Piedmont’s Appreciating Diversity Film Series kicks off its 20th season of hosting free screenings, speakers and community conversation this fall, with a lineup that continues to celebrate great documentary films and activism.
First up in September will be And Then They Came for Us, co-directed by Bay Area filmmakers Abby Ginzberg and Ken Schneider. In 1942, Executive Order 9066 forced the incarceration of 120,000 Japanese Americans for the duration, an act now understood as a massive abuse of civil rights. The film explores this history and its relevance today, in the face of threats of a Muslim registry and imposition of a travel ban. (Ellen Driscoll Theater, Piedmont: 7 pm, Sept 27; New Parkway Theater, Oakland: 3 pm Oct 1)

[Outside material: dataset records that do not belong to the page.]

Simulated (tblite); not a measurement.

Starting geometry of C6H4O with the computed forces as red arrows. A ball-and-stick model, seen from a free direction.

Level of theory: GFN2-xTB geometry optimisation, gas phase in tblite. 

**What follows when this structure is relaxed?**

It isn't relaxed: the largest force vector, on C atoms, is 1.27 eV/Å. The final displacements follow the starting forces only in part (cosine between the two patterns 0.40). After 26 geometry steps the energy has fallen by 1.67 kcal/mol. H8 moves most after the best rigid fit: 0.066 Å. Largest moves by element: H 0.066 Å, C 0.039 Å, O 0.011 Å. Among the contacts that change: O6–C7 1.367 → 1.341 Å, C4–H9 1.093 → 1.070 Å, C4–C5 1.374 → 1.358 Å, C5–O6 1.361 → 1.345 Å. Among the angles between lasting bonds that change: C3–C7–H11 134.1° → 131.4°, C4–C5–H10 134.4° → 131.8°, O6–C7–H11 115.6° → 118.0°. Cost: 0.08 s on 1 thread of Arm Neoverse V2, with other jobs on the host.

CODE: Debugging the Gender Gap will be screened in October. CODE uncovers the history that led to today’s male-dominated tech world, and highlights the efforts of women computer coders to open this field to girls and young people of color, focusing on expanding STEAM education for all. (Piedmont, 7 pm, Oct 25; Oakland, 3 pm, Oct 28)
In December ADFS will present Growing Up Trans, an intimate, enlightening journey inside the struggles and choices facing young transgender kids and their families. (Piedmont, 7 pm Dec 7; Oakland, 3 pm Dec 9)
In January ADFS will screen The House We Live In and Arc of Justice, two films that explore the family wealth gap between white and black Americans arising from deliberate and systemic government policies, and separate efforts to help secure economic independence for African American families. (Piedmont, 7 pm, Jan 11; Oakland, 3 pm, Jan 13)
ADFS films are ALWAYS FREE. Piedmont screenings are at Ellen Driscoll Playhouse, 325 Highland Ave, Piedmont. Oakland screenings are at the New Parkway Theater, 474 24th Street, Oakland.